Madras High Court to inspect forest areas in December to assess eradication of exotic and invasive species

Judges want exotic species such as prosopis juliflora, senna spectabilis and lantana to be replaced with native species

Updated - September 29, 2022 05:09 pm IST

Published - September 29, 2022 04:41 pm IST - CHENNAI:

Invasive species Senna spectabilis (with yellow flowers) in the Anamalai Tiger Reserve. File

Invasive species Senna spectabilis (with yellow flowers) in the Anamalai Tiger Reserve. File | Photo Credit: SPECIAL ARRANGEMENT

Justices N. Sathish Kumar and D. Bharatha Chakravarthy of the Madras High Court on Thursday said they will do another inspection of the forest areas in the State in December this year to take stock of the progress made by the forest department in clearing the exotic and invasive species and replacing them with native species.

Justice Kumar and other judges of the High Court had carried out such inspections early this year and issued a slew of directions to the officials with respect to banning plastics in the hill stations, creating a safe passage for the elephants while crossing railway tracks, and preventing the discarding of liquor glass bottles in the forest areas.

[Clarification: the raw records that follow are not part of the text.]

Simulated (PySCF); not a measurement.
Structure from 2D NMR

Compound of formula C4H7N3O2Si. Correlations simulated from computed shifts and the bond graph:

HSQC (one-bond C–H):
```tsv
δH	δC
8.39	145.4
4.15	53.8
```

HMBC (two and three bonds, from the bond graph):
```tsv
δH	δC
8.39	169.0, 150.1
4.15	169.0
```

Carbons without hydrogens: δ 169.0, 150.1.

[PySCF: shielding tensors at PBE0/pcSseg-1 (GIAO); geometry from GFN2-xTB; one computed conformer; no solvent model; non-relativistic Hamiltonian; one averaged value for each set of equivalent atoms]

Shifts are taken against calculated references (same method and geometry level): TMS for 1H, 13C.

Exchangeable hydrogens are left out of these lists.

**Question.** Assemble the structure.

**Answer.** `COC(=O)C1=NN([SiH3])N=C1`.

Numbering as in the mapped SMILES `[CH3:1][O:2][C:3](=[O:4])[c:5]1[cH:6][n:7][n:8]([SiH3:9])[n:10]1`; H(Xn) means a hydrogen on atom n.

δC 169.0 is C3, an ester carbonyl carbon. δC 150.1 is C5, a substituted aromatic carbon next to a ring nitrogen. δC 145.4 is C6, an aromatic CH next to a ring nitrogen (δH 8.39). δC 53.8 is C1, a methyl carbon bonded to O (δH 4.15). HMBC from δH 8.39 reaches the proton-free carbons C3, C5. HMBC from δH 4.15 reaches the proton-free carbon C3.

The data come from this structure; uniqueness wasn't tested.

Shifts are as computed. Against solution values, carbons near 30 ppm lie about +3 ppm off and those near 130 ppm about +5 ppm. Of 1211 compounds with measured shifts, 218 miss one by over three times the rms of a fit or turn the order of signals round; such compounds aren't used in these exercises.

The Court also continued to monitor the progress while dealing with a host of writ petitions pending before it. When some of the cases were listed for hearing on Thursday, the judges expressed their displeasure over the delay on the part of the government in granting permission to Tamil Nadu Newsprints and Papers Limited to remove senna spectabilis.

Pointing out that the species had been considered harmful, the judges told a Special Government Pleader to make sure that the government issues the permission at the earliest and that the proceedings be placed before the court by October 11. They also wanted the government to ensure that the forests were cleared of lantana too.

Appreciating the State government for having come up with a policy for eradication of the exotic and invasive species, the judges, in the same breath, said that the policy should not remain only on paper and instead implemented in letter and spirit. The effect of such implementation must be visible on the ground, Justice Kumar observed.

He told amicus curiae T. Mohan and M. Santhanaraman that they could plan an inspection of the forest areas sometime in December. The judge also recorded the submission of P.T. Ramkumar, standing counsel for Southern Railway, that the construction of two underpasses for elephants was underway in Coimbatore district.